Returning to the trees

TorgoX on 2001-11-08T07:43:42

Dear Log,

I get lots of mail about all the modules and articles that I have written. The most recent ones were: 1) someone thanking me for Sort::Naturally and adding that of course people want things sorted like Sort::Naturally sorts! [my muttering: sometimes they want it sorted really fast tho, so you're screwed, because Sort::Naturally is always going to be much slower than even Sort::ArbBiLex -- but thanks anyway]; 2) someone asking if I could write a RTTTL-to-MIDI converter and maybe put it in the MIDI-Perl dist (unlikely, but you never know), and 3) a request for advice from someone a bit new to recursive stuff and maybe to markup language processing, but who has to do some fairly complex stuff that I can only imagine doing with a traverser (a tree-recursor) -- but he's not at home with traversers.

Explaining traversers isn't so easy. I tried valiantly in a long response, of which the following is the last bit.

...The trick is to imagine _whammo_traverser calling itself on root and that INSTANCE of _whammo_traverser calling itself on a child of root, and that INSTANCE calling itself on a grandchild of root. Each instance of the routine being called on a node has its own copy of all sorts of variables and things -- notably its own @_, its own $this (copied from $_[0], with a "my"), and its own placeholder in its "foreach my $child ($this->content_list)" expression. So, where "you" are is $this (or $child) -- for appropriate values of "you". And when you call another instance of yourself, all the "my $this" variables are yours and yours alone -- the other instances have their own copies. (Otherwise you couldn't ever do a recursive routine, if attempts at recursion left different instances stomping on eachother's variables.)

The way to make this fit in your head is to think about only one instance at a time: put yourself in the shoes of a given instance of the sub and just limit yourself to figuring out what to do with the one node in front of you, and whether/how to call yourself on the child nodes, and maybe whether anything needs to be done with the current node once the calls on the children return. The traverser is just a matter of saying "what do I do when I have an 'a' element/node in $this, what do I do when I have a 'td' element/node in $this, etc, and what do I do otherwise?".

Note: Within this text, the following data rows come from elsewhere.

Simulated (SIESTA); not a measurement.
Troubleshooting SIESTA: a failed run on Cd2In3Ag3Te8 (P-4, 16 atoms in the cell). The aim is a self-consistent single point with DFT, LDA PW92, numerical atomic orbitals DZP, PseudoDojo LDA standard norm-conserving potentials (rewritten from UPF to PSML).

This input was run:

Getting the hang of recursion and traversal is one of the hardest things I've done (or had happen to me). Like op-art and base-N number systems, some people pick it up easy, some people never really get it all the way, and some people take a while to get it (for many and vague meanings of "get it").
I wrangled with recursion/traversal all while writing Tree::DAG_Node, to which HTML::Element is sort of an evil twin. (And then a year or two after the idea was solid in my head, I went and learned about efficiency tricks, and how to implement a recursive algorithm without a recursive routine. My general verdict on that is: don't try.)